This book is still pretty new, and like most speculative fiction, the mysteries of the world are part of the fun. So I’m going to be vague sometimes. I promise not to spoil anything.

How Long is Too Long?

When I announced this series, I pointed out that the most common complaint in book reviews I made the previous year was that the book was too long. Unfortunately, I’m going to lodge the same complaint here. I see no excuse for it.

One of the features of this world is a place called the Shattered Plains.

In order for cavalry fighting to occur here, men have to move large bridges by hand across these crags in the ground for the horses to run across. The Kaladin storyline has this happen probably five or so times.

Showing this to us once was interesting. Reading five chapters where this happens is a slog.

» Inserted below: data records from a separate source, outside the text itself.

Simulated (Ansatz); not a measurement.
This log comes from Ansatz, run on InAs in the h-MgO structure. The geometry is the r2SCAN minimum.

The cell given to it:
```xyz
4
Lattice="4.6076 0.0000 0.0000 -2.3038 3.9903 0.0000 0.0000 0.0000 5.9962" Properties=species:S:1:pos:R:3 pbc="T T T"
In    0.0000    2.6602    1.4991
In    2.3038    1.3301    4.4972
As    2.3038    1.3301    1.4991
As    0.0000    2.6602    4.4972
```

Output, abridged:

I get it. He introduced new elements into those scenes. He developed the character. Blah, blah, blah.

These aren’t legitimate excuses.

Someone along the publication line should have said, “Those scenes get tedious to read, and they are all going to blur together in the reader’s mind a week after finishing the book anyway, so maybe you should combine them into one or two chapters.”

This would have worked wonders on the pacing. It would have meant a denser layering of new concepts, but this would be a small price to pay considering how few new concepts are introduced in these chapters.

I can’t help but feel like these sections existed merely to make the book longer so that the series as a whole could rival giants like The Wheel of Time.

Description in The Way of Kings

The description also got tedious.

I found this a strange turn from his earlier stuff. He used to give excellent, brief details that told a lot about the world and culture and characters. The Way of Kings takes the “more is more” approach. Everything gets describe to a fault.

I get this is part of the “style” of the genre.

People want to hear a million details about this fantasy world. But to me, it reads as lazy. It’s weird to call such a long book lazy, but this book came out after he got “famous.”

It feels like he stopped working hard to find the right description and instead dumped everything onto to the reader hoping one of them was the right one.

Characterization

The most interesting character for me is Shallan.

She basically infiltrates her way into an apprenticeship to a scholar. There are a lot of complexities to her, and she gets put into interesting moral dilemmas that I cared about as a reader.

She also interacts with people from different walks of life, which lends itself to a more natural exploration of the religions, cultures, and history of the world.

Unfortunately, her point of view disappears for huge chunks (I think over 300 pages at one point, a whole novel!). This makes the tedium I referred to above even worse since I knew there were interesting parts I could be reading.

I once read a review that said Sanderson’s NaNoWriMo-esque speed of writing might be good for fans that just want to know what happens next, but it is beginning to show in the sloppiness of his writing for the rest of us.

I can’t agree more.

If this were carefully cut to 600-700 pages, it would be exactly the same book, but infinitely better.

The World of the Stormlight Archive

I think that’s enough of the bad. Let’s get on to the good.

The world is detailed and has a long, complicated history. We get glimpses of this past with enough detail that I fully believe Sanderson has a good idea about what went on.

This is quite an impressive amount of depth to the world you don’t get from much epic fantasy (e.g. I’m not convinced Tolkien had pre-Third Age Middle Earth history worked out at the writing of The Lord of the Rings).

The magic system and sword/armor systems were original and neat.

Actually, most aspects of the world were interesting. I don’t blame him for wanting to drone on forever about them (please resist the urge in future books!).

I mean, who puts giant crustaceans in epic fantasy? It is nice to get away from the dragon trope.

Final Thoughts

The characters weren’t bad, but they certainly felt a little one-dimensional at times.

In a novel with this many characters, it’s good to have defining features to remind the reader who they were. When these features get repeated too much, the character becomes reduced to that feature (see my article on Character/Caricature).

I’m not saying that happened in the book, but it was borderline sometimes.

2019 Edit: I’ve read all three books in the series at this point. So, they kept me coming back. You can take the above with a grain of salt in light of this update.